Thursday, November 24, 2022

In today's "Information Fluency/Literacy" search feed, I found this article:

Students create content to fight disinformation, revive media trust

I've always valued students creating content, not just curriculum writers. As a curriculum author, it's easy to create what one thinks will grab students' attention and result in learning. But experience has taught me that giving projects to students to complete is hard to beat in terms of attention-getting and self-directed learning. For that reason, I applaud the Out of the Box Media Literacy Initiative for their efforts establishing a contest inviting students to answer pressing questions about disinformation, hate speech, and media distrust. 
To participate in the contest, students prepared 90-second original videos. Here are the guidelines:
  • 1st Category: High school students
    How should a media and information literate individual address fellow citizens who are misinformed, hateful, or discriminatory?
  • 2nd Category: College students
    How can media and information literacy help in reviving public trust lost in the media due to disinformation and hate speech?

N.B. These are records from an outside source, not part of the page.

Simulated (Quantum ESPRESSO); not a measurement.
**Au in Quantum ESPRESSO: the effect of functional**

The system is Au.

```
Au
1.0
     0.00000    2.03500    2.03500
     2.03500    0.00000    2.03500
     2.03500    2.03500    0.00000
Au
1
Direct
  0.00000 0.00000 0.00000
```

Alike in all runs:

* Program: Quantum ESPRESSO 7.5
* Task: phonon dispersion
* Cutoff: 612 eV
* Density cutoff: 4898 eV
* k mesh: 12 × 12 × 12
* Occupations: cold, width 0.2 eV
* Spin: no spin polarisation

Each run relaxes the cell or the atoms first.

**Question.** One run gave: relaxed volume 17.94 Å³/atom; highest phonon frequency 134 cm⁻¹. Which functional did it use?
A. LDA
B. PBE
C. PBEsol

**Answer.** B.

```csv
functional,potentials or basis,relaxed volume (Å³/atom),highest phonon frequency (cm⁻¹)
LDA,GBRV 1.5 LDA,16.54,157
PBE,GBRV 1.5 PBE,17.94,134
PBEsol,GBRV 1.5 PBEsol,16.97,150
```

The winning submission in the high school category emphasized "the duty to promote a culture of critical thinking combined with compassion. 'While you come across many who are ignorant, take a moment to not only remind them, but yourself of your intentions. Engage, not isolate. Encourage, not demoralize.'” (Allen Justin Mauleon, 2022)

Watch the video here

This contest took place in the Philippines as part of Global Media and Information Literacy Week in October, 2022.